“Calculating, industrial society is obliged to form consumers who don’t calculate; if clothing’s producers and consumers had the same consciousness, clothing would be bought (and produced) only at the very slow rate of its dilapidation.”
– Roland Barthes
A Fear Of The Clownesque
Is it just me, or is the current big theme of fashion centred around a flamboyant, fast-paced madhouse of frills, prints and exaggerated cuts, initiated by last season Gucci and currently followed by many? I am willing to incorporate some trends in my way of dressing (especially if their quality and cut allows me to wear them for a longer period), but I am at a loss of how to get away with trumpet-sleeves the size of my head and gold nylon disco shorts with embroidered flowers on them. We have known many decades of slightly more over-the-top fashion (the flamboyant seventies, the colour-crazed eighties), but I find the current trends lacking a bit of substance, and on the verge of simply becoming… clownesque.
Personally, draping myself in some of these over-the-stop styles out there will not make me look any more graceful and simply will not look good on my body. The slightly clownesque features of some of these garments will rather evoke laughter rather than admiration. The current and previous collection by Gucci show what I am talking about, and of course now Zara, H&M and Mango (and nearly every full-time fashion blogger I follow to some degree) are at it.
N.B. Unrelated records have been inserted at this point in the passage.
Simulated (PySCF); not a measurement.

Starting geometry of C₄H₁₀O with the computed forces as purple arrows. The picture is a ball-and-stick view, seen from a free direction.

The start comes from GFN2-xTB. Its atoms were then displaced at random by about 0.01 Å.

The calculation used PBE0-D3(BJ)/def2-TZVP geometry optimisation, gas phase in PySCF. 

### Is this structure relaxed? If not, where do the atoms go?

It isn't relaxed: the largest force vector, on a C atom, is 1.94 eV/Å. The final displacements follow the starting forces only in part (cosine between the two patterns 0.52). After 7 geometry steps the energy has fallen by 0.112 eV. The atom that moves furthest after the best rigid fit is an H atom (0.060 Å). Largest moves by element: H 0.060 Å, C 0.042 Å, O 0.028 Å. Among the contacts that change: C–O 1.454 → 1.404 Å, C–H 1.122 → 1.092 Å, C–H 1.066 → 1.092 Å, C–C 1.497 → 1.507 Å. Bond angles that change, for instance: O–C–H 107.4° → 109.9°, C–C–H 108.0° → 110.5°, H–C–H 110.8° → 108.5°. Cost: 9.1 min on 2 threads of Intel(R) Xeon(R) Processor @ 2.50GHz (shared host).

Long story short, I am feeling slightly uninspired when it comes to clothing at the moment. I want something clean and simple, that does not tire me or becomes outdated after merely one season. I am still thinking of investing in a nice black linen wrap dress, and perhaps a new pair of beige Castaner espadrilles for the warmer weather (especially since I have been wearing my black pair all over summer – read my review here), and I want to wear them for four seasons, instead of merely one. I want a straight-cut white shirt without frills, and without ironic clown collars that reach up to my ribs. I want jeans without patches, ripped knees and embroidered flowers on them. If I keep saying it long enough and search long enough, I might just run into some sartorial inspiration and editorials that will give me a desire to explore fashion again.
On another note, in an attempt to resaturate my fashion senses, I borrowed Roland Barthes’ The Fashion System and The Language of Fashion from the university library. The former deals with his semiotic theory, but adapted to the changing signs in fashion, the latter one is a bundle of his essays, articles and general writing on the topic of fashion. If I am unable to interpret fashion and its trends at the moment, I might as well put in some effort and try to understand Barthes’ underlying system of it.
P.S. On a positive note; I am picking up the new edition of The Gentlewoman later this week, and am looking forward to seeing something refreshingly simple and aesthetically pleasing.